Want to be a racing driver? Oli Cable can help. As team principal at Pursuit Racing, he runs a wide range of historic racing cars for private clients, dedicating his time to make both cars and drivers as fast as possible.
Picture historic motorsport, and you probably picture tweed caps, mechanics in oil-stained white overalls, and drivers sawing at big wooden steering wheels as they pedal through bends on skinny cross-ply tyres.
In recent years, though, the definition has expanded. Almost as soon as a race car comes to the end of its racing programme (or the regulations it was built to become obsolete), it becomes, in theory, a historic racer. This is why some of the leading historic racing organisers around the world now run championships for GT and prototype cars from as recently as 2018.
This fresh approach to historic racing requires fresh people to help oversee it. This is where outfits like Pursuit Racing excel. Established in 2020, the company operates from a gleaming, state-of-the-art facility in Bicester, Oxfordshire. There’s a clubhouse, a huge mural above the shop floor, and an enormous lift that allows cars to be transported between floors – a world away from the grimy, oil-soaked workshops of old.
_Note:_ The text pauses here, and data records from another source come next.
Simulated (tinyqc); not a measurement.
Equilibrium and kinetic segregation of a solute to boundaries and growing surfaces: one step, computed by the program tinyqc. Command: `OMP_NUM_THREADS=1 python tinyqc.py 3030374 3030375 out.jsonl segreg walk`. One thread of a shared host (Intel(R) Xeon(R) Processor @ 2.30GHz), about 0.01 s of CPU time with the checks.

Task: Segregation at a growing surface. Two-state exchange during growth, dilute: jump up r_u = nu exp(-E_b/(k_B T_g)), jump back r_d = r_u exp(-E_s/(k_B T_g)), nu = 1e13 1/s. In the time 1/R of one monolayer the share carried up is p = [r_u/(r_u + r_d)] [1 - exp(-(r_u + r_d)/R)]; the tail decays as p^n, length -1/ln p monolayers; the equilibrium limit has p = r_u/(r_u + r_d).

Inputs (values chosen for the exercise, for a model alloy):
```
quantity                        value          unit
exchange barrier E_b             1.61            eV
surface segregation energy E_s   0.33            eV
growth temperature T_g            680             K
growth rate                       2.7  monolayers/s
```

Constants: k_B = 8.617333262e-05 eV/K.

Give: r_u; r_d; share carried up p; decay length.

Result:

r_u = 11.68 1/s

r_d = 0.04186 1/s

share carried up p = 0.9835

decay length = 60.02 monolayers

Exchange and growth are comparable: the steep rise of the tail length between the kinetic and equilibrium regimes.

It’s all overseen by team principal Oli Cable, who founded the team off the back of an impressive CV in the world of motorsport. From an apprenticeship with historic outfit John Danby Racing, to two spells at racing and restoration specialists Lanzante, to leading Grasser Racing Team’s Lamborghini Huracan GT3 to overall victory in the 2017 Blancpain GT Series, he started Pursuit with a wealth of experience in running cars from numerous classes and eras.
“We’re bringing a modern approach to historic racing,” says Oli. “My background’s more in the modern machinery but I’ve been picking up both aspects throughout my career. We’re running it in the way a modern team would be run, so we focus a lot on driver development as well as the cars.”
This is why their facility also includes, in its own dedicated room, an incredibly high-end racing simulator with hundreds of tracks and cars plumbed in for drivers to practice on. “It’s those small gains that make a big difference,” says Oli. “You can spend loads of money building and developing a car, but you tend to find way more time in the clients than in the cars.”
Those clients entrust Pursuit with the care of a huge variety of machinery from across the decades, from Goodwood Revival staples like AC Cobras and Ford GT40s to full wings-and-slicks GT cars and Le Mans Prototypes, such as the Epsilon LMP1 car. “[The variety] is a great thing. Our guys have done a bit everything, so we have the ability to work on such a wide range of cars.”
As team principal, Oli’s involved with the entire operation. “It’s literally a bit of every role in the business. I’m not really on the cars that much anymore, but I try to do my bit here and there. I also go away with the cars to the events, look after clients, oversee the running of the weekend.”
Though there’s a lot of hard graft involved, a role like this will always have its glamorous aspects, such as the opportunities to get out to some of the marquee events on the historic calendar. Oli has a few firm favourites. “Le Mans Classic is always a good one. It’s a challenging meeting for the team, the drivers, the cars – everything’s put to the test. I think that’s where you really show what you’re capable of. The Spa Six Hours is the longest race on the calendar – it’s always an achievement to get to the end, which we’ve done the last two years in a GT40. Then there’s the Goodwood Revival – so different to any other race, a good atmosphere and very competitive.”
At its heart, though, Oli still enjoys his chances to get involved with the physical part of the operations the most. “Some of the problems we come up against aren’t the easiest to solve, certainly with some of the modern cars. The problem solving and the engineering behind the cars is really enjoyable. The modern stuff is really cool to run. It’s quite a new thing – I don’t think there are many people out there running it compared to the older stuff.”
Though still a young team, Pursuit is growing exponentially. “There’s lots going on [for 2023] – we’ve got some Aston Martin Vantages that we’re building, and we’re coming to the end of finishing another prototype after the Epsilon LMP1 that we finished last year.”
Pursuit has quickly become a standard bearer in a new breed of historic racing outfits that avoid the overly literal definition of that term. By using his industry experience across so many different eras of car, Oli has built something that, in many ways, operates just as a team running brand new machinery would. The facilities, the operations, the attitude – all of it is emblematic of a bright future for classic motorsport. It’s just the cars that are rooted in the past.